McKenna would certainly never have had access to the inside information that the gang seemingly used.
In contrast McMorran, who died in 1999, would know the exact timings of the train and crucially, how much money was on board.
According to Yard intelligence, the mole dubbed The Ulsterman was introduced to Goody and fellow robber Buster Edwards by bent solicitor’s clerk Brian Field.
He worked for solicitors who had represented Goody and Edwards in the past, and they told author Piers Paul Read how he introduced them to a well-spoken, middle-man of around 50 named Mark, who drove the two robbers to meet the mole, who they said was middle-aged, slightly balding, with a Northern Irish lilt.
Arrangements were made to deposit the mole’s share of the robbery with Brian Field.
But Field lost more than £100,000 when it was found by a couple buried in a Surrey wood a few days after the robbery.
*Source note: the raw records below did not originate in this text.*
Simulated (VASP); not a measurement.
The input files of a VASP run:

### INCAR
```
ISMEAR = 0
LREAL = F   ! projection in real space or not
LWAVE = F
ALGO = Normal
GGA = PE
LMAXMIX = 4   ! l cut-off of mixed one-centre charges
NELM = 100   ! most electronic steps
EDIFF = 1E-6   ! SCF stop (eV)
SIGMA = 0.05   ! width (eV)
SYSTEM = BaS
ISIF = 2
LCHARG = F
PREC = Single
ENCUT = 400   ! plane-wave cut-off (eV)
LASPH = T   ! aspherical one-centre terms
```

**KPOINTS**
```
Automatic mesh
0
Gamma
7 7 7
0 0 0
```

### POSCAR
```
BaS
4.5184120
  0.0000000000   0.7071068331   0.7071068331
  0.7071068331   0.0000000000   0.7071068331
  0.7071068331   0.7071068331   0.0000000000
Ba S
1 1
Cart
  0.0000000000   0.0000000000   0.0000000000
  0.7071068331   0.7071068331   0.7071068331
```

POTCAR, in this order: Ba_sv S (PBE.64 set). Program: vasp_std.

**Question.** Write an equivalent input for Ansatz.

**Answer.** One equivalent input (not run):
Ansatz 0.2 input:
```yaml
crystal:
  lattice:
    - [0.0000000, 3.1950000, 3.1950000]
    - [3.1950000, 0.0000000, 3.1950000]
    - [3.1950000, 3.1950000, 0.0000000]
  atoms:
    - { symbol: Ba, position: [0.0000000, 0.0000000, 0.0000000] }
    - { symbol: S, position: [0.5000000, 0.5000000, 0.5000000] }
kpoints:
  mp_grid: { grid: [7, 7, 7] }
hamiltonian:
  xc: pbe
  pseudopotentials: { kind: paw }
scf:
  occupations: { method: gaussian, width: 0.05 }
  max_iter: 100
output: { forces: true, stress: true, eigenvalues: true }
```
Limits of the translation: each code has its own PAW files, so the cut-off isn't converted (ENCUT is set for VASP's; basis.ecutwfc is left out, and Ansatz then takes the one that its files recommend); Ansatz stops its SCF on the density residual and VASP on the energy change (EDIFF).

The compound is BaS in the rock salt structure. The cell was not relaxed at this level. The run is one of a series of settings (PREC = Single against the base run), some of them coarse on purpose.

There was never enough evidence for police to question McMorran or arrest him, and there is nothing in his background to suggest any criminality.
Yet tantalising clues reveal how he was in the frame.
At the time of the robbery he worked in the security unit, dealing with protecting trains and vans from robbery.
His job gave him access to movements of large sums of cash by rail and road.
Perhaps significantly, gang leader Bruce Reynolds wrote in his autobiography how the insider told Goody and Edwards before the robbery: “When you’ve done this there is another one you can do in Leeds.
“It involves a van with a driver, his mate and a security guy. You’re looking at three million.”
It suggests that as well as trains, the mole had high-level information on movements of cash in Post Office vans, which only a few staff would have done.
One of them would have been McMorran, the only man from Northern Ireland who worked in the GPO security section.
He lived in quiet obscurity in Beckenham, on the borders of South East London and Kent.
A Freemason, he showed no signs of obvious wealth but moved back to Northern Ireland after retiring in 1979 and lived in a large lakeside home.
There was nothing in his background to suggest any link with any kind of criminality.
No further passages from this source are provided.